When we look into the origins of furniture created as small-scale models, we learn that they go back to to the high middle ages and the time of the guilds.
It was the opportunity for a cabinet-maker to prove his abilities and know-how in small-scale models and consequently become a master in the domain and gain recognition of his talent. What we also call the masterpieces were part of the tradition of apprenticeship for a young guild member, an accomplishment at the end of his learning period.
It should be noted that these “models” could just as well have been created by the great cabinet-makers, such as Linke in the 19th century, to have a precise vision before making the same full-scale piece of furniture. These models by Linke, for example, were often made of terracotta, most likely to save time and materials.
Whatever the case and on the whole, the making of a miniature object or piece of furniture sometimes required quite a bit of talent and virtuosity.
This is the case with this small-scale model of a dressing table in a light walnut with frames made up of slanted fillets of boxwood and violet wood.

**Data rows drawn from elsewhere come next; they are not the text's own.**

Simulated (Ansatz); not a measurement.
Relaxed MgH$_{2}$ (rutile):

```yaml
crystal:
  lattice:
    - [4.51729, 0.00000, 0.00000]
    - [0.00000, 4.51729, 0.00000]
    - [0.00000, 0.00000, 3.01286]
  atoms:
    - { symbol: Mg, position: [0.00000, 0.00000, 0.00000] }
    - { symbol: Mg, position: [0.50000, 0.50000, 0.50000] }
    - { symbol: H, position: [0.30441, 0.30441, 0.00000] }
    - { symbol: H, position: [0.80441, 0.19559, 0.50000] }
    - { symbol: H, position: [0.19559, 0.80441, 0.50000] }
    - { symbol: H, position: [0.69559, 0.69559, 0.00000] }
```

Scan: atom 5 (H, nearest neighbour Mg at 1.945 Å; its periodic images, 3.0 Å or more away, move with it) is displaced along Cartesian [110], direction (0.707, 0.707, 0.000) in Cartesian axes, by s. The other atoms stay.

Notice the Maltese cross in violet wood on the façade. It’s an emblem of the eastern Christians and perhaps a nod to the apprenticeship.
The interior is padded with a flowery silk as was often the case with these types of small furniture.
Restoration, or rather preservation, was necessary to remedy the slight, but almost inevitable bulging of the veneer, and a sponge-applied varnish for the finish best suited the preciousness of these wonderful objects.